An odyssey of going back to the roots

It encapsulates philosophies that the grind of career and competition in urban India has made us forget
An odyssey of going back to the roots

The subtitle of Suchita Malik’s Scent of the Soil: A Civil Servant Returns to his Roots encompasses the gist of this story: about a civil servant, who, having achieved much in his career and won many accolades, realises that he will perhaps be happier back in the village where he was born and brought up.

Shubhojit Singh, the protagonist of Scent of the Soil, is a high-ranking IAS officer; the story opens with a glittering function at Vigyan Bhawan where Shubhojit is being bestowed the Prime Minister’s Award, the highest honour for a civil servant, for the second time in his career. 

Scent of the Soil: A Civil
Servant Returns to his Roots
By: Suchita Malik
Publisher: Rupa
Pages: 281;  Price: `495

From his obvious career success to the adulation he receives from juniors; from the plush bungalow he occupies to the warmth and friendship of his colleagues—Shubhojit appears as a man to be envied.

This, however, is illusory, for Shubhojit is a lonely, unhappy man. It has been three years since his wife Yashodhra left him and married again.

Also gone from Shubhojit’s life are their two grown-up children, Hemant and Neelakshi. Hemant, on the verge of starting college, is drifting away into drugs, and Shubhojit finds himself having to use his official status to bail Hemant out of a mess.

But things take a sudden turn when Shubhojit suffers a mild heart attack, and his family—including his ex-wife, his estranged children, and his old mother, who lives in the village—comes to his bedside.

As Hemant, Neelakshi and their grandmother Kamladevi stay with Shubhojit in his house while he recuperates, the older people recount the experiences of their lives, with results that are predictably rosy.

On the plus side, Scent of the Soil encapsulates philosophies that the daily grind of career and competition in urban India may have made most of us forget. Shubhojit’s realisation that he has invested everything in his career while neglecting his family is probably uncomfortably familiar to thousands of ambitious, career-oriented individuals.
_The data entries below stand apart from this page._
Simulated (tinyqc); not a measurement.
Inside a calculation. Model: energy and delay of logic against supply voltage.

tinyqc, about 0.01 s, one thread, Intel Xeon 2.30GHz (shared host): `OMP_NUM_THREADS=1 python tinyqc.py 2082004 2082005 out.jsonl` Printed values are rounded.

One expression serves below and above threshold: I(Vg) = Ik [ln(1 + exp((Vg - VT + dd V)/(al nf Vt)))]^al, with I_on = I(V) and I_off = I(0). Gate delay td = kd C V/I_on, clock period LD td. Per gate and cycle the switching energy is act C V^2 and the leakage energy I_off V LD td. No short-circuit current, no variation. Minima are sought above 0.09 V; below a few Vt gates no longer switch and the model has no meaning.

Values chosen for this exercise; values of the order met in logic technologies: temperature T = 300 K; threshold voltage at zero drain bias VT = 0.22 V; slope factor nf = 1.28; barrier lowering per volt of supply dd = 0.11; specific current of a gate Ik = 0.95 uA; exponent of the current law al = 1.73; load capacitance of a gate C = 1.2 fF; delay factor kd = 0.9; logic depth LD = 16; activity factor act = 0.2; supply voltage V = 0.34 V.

The insights into the functioning of the IAS are interesting (and more so are the reminiscences of village life in northern India).

The minuses, however, outweigh the pluses. The story is a mere thread, with not enough of a plot to justify nearly 300 pages. Instead of a story, much of the book consists of long-winded platitudes about how to live one’s life. The introspection, the reminiscences, and the admonitions to the younger generation could have been worked in a more dynamic fashion instead of what they are: trite and repetitive.

Another major shortcoming of Scent of the Soil is its dialogues, many of which are simply too unreal to strike a chord. As an example, “…I have always maintained that a large part of the problem is over when you place yourself in the shoes of the aggrieved and then think of a solution.

When you acquire land for any urbanisation-related activity, contiguity of land is a critical requirement for efficient planning and provision of all civic services…” sounds more like an extract from an address at a seminar than a father telling his children about an incident from his career.

Scent of the Soil promises much, but delivers little by way of substance.